This meant that animals were not the sort of thing that was entitled to have any rights - or indeed any moral consideration at all.

Animals were put on earth to serve human beings
This view comes originally from the Bible, but probably reflects a basic human attitude towards other species.

Christian theologians developed this idea - St Augustine taught that "by a most just ordinance of the Creator, both their [animals'] life and their death are subject to our use."

St Thomas Aquinas taught that the universe was constructed as a hierarchy in which beings at a lower level were there to serve those above them.

As human beings were above animals in this hierarchy they were entitled to use animals in any way they wanted.

However, as C.S. Lewis pointed out:

We may find it difficult to formulate a human right of tormenting beasts in terms which would not equally imply an angelic right of tormenting men.

C.S. Lewis, Vivisection

Animals don't have souls
Christian theologians used to teach that only beings with souls deserved ethical consideration.

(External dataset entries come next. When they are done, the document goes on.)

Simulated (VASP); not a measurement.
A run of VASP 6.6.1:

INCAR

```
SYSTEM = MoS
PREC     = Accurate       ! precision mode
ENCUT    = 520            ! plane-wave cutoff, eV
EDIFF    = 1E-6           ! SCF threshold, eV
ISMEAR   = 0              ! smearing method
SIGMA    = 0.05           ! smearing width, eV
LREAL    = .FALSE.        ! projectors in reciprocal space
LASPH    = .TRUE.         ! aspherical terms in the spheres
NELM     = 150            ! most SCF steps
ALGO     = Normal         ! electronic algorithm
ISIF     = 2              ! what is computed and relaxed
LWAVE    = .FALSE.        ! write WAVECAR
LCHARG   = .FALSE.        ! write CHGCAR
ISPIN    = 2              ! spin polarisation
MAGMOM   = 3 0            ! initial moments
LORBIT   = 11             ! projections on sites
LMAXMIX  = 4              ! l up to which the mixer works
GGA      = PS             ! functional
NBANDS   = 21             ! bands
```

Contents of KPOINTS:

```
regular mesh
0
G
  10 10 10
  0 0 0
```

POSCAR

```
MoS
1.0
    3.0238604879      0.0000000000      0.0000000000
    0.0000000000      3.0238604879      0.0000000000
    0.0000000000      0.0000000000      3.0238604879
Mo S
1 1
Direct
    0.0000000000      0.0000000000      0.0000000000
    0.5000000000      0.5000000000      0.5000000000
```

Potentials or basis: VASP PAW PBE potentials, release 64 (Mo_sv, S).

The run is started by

Animals did not have souls and therefore did not have any moral rights.

This argument is no longer regarded as useful, because the idea of the soul is very controversial and unclear, even among religious people. Furthermore it is not possible to establish the existence of the soul (human or animal) in a valid experimental way.

This also makes it difficult to argue, as some theologians have done, that animals should have rights because they do have souls.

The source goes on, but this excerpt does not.